'Intelligent discontent is the mainspring of civilization.' -- Eugene V. Debs

Thursday, May 17, 2007

Benedict: The Pope of Mendacity 

Like most religions, the Catholic Church has an ambivalent relationship with its history. Some priests and parishoners have faith precisely because of the Church's failings, because they see themselves, their personal inadequacies and their attempts to overcome them writ large within the Church itself, while others consider faith so fragile that it is necessary to deliberately falsify the Church's past to create a sanitized image that does not unduly trouble the masses.

Unfortunately, it is becoming quite obvious that Pope Benedict XVI falls within the latter category. Last September, as described here, Benedict absurdly suggested, quite deliberately, that Catholicism, unlike Islam, has not relied upon violence and forced confessions to propagate the faith. He was engaged in the sinister enterprise of scapegoating Islam for the conduct of his Church, aligning himself with a neoconservative vision of the world. He was rightly condemned for it, and found himself subjected to the humiliation of having to apologize for his remarks several times.

Given that Benedict taught as a professor at three prominent German universities in the 1960s and 1970s, it strains credulity to believe that he is unaware of the Church's history of violence in Europe and the Middle East during medieval times. We would have to believe that, despite such an education, he remains ignorant of episodes like the forced conversion and expulsion of Muslims from Spain in the late 15th and early 16th centuries in order to assert that he is currently expressing such views sincerely.

Last week, Benedict traveled to South America, where he made a number of public appearances in Brazil. Again, as with his remarks about Islam, he revealed that he is especially troubled by the Church's history of violence and exploitation, and perceives an urgency about falsifying the record for the preservation of the faith. In this instance, the subject was, quite predictably, the Church's atrocious treatment of the continent's indigeneous people.
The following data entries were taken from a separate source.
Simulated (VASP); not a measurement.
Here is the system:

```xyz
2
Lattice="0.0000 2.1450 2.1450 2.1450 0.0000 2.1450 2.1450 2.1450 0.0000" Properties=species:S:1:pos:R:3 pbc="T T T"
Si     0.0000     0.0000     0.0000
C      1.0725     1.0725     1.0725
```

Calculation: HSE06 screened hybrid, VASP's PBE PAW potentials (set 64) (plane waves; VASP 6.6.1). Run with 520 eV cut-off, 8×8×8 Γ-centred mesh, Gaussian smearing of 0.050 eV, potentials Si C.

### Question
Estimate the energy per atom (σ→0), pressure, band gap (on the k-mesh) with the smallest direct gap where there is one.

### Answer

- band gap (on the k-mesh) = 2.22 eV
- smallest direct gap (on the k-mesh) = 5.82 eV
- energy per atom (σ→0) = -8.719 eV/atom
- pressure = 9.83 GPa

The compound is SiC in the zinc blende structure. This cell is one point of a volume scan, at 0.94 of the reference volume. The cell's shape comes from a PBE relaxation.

Here is Benedict's perspective:

Yet what did the acceptance of the Christian faith mean for the nations of Latin America and the Caribbean? For them, it meant knowing and welcoming Christ, the unknown God whom their ancestors were seeking, without realizing it, in their rich religious traditions. Christ is the Saviour for whom they were silently longing. It also meant that they received, in the waters of Baptism, the divine life that made them children of God by adoption; moreover, they received the Holy Spirit who came to make their cultures fruitful, purifying them and developing the numerous seeds that the incarnate Word had planted in them, thereby guiding them along the paths of the Gospel. In effect, the proclamation of Jesus and of his Gospel did not at any point involve an alienation of the pre-Columbian cultures, nor was it the imposition of a foreign culture. Authentic cultures are not closed in upon themselves, nor are they set in stone at a particular point in history, but they are open, or better still, they are seeking an encounter with other cultures, hoping to reach universality through encounter and dialogue with other ways of life and with elements that can lead to a new synthesis, in which the diversity of expressions is always respected as well as the diversity of their particular cultural embodiment.

Is it really necessary, at this point, to document the atrocities perpetrated in the Americas by the Spanish, the Portuguese and the Church since the time of Columbus, Cortez, De Soto and Pizarro? If so, go here for one example, or consider Benjamin Dangl's description of the the looting of the mineral wealth of Potosi in Bolivia by the Spanish in his recent book, The Price of Fire, wealth obtained through the mining of silver by slave labor, wealth that the Church gratefully received to build numerous ornate churches there among the impoverished.

In effect, Benedict has pulled back the curtain, and exposed the Eurocentrism at the heart of his Catholic vision. The indigenous peoples of the world should be grateful to have been brought along the paths of the Gospel, no matter how ruthlessly it was achieved, and, indeed, in order to aspire to the privilege they must suppress their own experience through a sort of collective amnesia. Accordingly, it is no surprise to discover that Benedict invoked an illusory narrative of benign Catholic modernization in the Americas to confront another Eurocentric social philosophy, Marxism. One gets the impression that, for Benedict, indigenous culture is an inpenetrable void.

Benedict's willingness to blithely erase the suffering of the indigenous peoples of the Americas from the historical record raises troubling questions in light of his own personal background. In 1943, at the age of 14, he joined the Hitler Youth, although, the BBC reassures us, he was not an enthusiastic member.

Even if we take this at face value, one wonders, did his youthful willingness to participate in the rituals of Nazism suggest an indifference to mass brutality when it was directed towards non-Christians? Did he perceive the Jews of Germany, like the indigenous peoples of the Americas, as outside the faith, and therefore, at the mercy of vicious historical processes beyond the protection of the Christian God? Did he, and does he, and one hesitates to say something so horrible, believe that the catastrophes that befell the Jews of Europe and the indigenous people of the Americas was partially the result of their persistence in rejecting the gospel?